Standard Chartered Hong Kong Marathon

  • Standard Chartered Hong Kong Marathon

10km, 21km, 42km

Lotto system opens in September

The race takes place Sunday. 3rd week of February with registration in the days before. While there are charity entries available at a cost, upgrading / substitution etc is near impossible.

Course description:
This is a very big race on the Asian circuit. It’s not the prettiest, but it’s quite something to behold. The SCHKM is filled with a number of long, slow challenging hills and hill-training is encouraged in your preparation.

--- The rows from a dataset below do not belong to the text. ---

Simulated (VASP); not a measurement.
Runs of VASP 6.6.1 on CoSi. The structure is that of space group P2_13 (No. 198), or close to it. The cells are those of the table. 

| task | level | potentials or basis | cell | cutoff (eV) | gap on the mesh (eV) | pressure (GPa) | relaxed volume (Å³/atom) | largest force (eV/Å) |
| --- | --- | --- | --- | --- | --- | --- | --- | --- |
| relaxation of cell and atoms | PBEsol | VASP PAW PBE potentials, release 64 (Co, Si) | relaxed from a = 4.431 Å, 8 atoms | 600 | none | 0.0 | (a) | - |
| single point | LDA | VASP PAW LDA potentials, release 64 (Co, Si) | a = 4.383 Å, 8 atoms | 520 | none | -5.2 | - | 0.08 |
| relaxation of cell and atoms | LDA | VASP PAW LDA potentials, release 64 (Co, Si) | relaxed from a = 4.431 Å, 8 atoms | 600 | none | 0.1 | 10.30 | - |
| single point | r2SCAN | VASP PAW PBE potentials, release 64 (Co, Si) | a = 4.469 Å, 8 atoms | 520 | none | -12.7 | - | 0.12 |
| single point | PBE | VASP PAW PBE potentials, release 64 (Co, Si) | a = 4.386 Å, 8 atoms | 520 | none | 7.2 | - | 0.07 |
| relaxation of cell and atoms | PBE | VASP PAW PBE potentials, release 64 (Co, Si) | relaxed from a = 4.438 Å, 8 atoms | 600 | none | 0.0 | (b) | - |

The marathon runs starts on the famous Nathan road in Mong Kok before taking athletes out on the city’s massive bridges, through giant tunnels and along highways. These exposed sections deliver great views and gusts of wind; it actually gets quite cold up there, which is the opposite of the Tiger Balm-scented tunnels, which are extremely humid.

While the course is extremely well stocked with drinks, food and first aid stations, there is little-to-no support or cheering for most of it. The last few kilometers cruelly include a slow climb, but after this final tunnel (see the elevation chat – you go under the sea!) the vibe picks up and you are cheered and sung to all the way to the end.

The race has a 6-hour cutoff. The race begins in 3 different waves at 45-minute intervals; for those in the first wave, you’ll have longer than 6 hours to finish (unofficially). The result is a busy course of multiple paces. While the race is fairly quiet in terms of noise, it’s definitely not a lonely race.

Getting to and from the marathon start, finish and registration is easy as all points are very close to the MTR (metro). The city also puts on early trains for the runners.

This is a massive race – 76,000 people ran in 2019 – so be prepared for congestion.

The race costs $70 USD (2019) and includes a race t-shirt, huge amounts of course support, a goodie bag at the beginning and end, and the shiniest medal you’ve ever seen.

Top tips:

  • Best place to stay for the start is between Mong Kok (cheap and “real” part of Hong Kong) and Tsim Sha Tsui (home of five-star hotels). The finish is 5 stations away from this, but quite manageable.
  • Take in the sites from the bridges but expect to be shouted at by a marshal if you get close to the edge.
  • The race takes place close to the Chinese New Year. This can be good: parades and celebrations, and bad: closed restaurants and shops. Nonetheless, it’s a great experience, so consider getting both events in the same trip.